Hi, folks! Today’s belated blog post is brought to you by the letter ‘S’ – as in Sorry!
This hasn’t happened since who knows when! My explanation is contained in this Facebook post I rushed into print last night at 11:37 p.m., when I suddenly realized: – Friday Follies?!! Gasp! I wrote:
“Eeeek! I just realized I FORGOT to write my weekly Friday Follies blog post!!
I am ashamed. I can only put it down to extreme distraction (but in a good way!) due to a big change in my living situation… I now have the great good fortune of a having an ‘in-house’ boyfriend – as opposed to one who lives 700 km away! More to come on this, but I’m too tired now.
All right. Enough of this little peek into the Grammar Cop’s private life. Let us get on with this week’s ungainly gaffes!
- “This newspaper has, and will continue to, stand staunchly behind this endeavour.”
- “Amber Rose Back Peddles After Comedian Jess Hilarious and Others Slam Her for Wishing Death on Bill Cosby.”
- “Yale Law School choses sides in the Kavanaugh confirmation saga in surprise move.”
And the corrections:
- This is what happens when you try to get fancy in your writing. See the problem? The tenses are muddled. Here are the corrected verb forms:
This newspaper has stood staunchly behind…
This newspaper will continue to stand staunchly behind…
But in attempting to combine the two, the writer ended up with a mixed-up mess. The problem is that one tense requires stood while the other needs stand. There is really no way to glom them together in one sentence that isn’t awkward.
- Did you do a double-take when you read this headline, as I did? “Back Peddles”? Really? This should say backpedals. When you “peddle” something, you are selling it. You need pedal here, as in riding a bike. When backpedaling you’re moving backwards.

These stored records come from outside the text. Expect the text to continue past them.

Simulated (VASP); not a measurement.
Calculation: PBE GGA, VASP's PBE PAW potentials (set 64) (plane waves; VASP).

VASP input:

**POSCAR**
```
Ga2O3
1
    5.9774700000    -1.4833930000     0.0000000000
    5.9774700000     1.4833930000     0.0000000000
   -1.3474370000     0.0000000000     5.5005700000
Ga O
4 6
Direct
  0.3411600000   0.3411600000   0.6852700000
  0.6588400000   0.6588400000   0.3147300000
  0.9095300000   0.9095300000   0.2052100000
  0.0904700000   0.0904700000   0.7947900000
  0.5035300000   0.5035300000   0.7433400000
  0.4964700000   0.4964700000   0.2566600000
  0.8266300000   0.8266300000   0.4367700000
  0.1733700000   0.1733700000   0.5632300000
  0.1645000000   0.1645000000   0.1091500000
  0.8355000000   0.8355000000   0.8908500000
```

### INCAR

- Uh-oh. Time for Friday Follies to address this yet again. The present tense is spelled choose. The past tense is chose. This sentence was meant to be in the present tense, as is evident by the “s” on the end of the verb. It should say chooses here. (So often, the word choose is confused with the verb, lose – a completely different word, etymologically speaking. With lose, the present tense has only one o. The past tense is lost. As I’ve said before, a great mnemonic device is: lose has lost an o. Confused? You’ll get over it. 😁)
The Grammar Cop is pleased to have been of service. No sakrifise is too grate in the kwest for the propper use of the Henglish langwaje.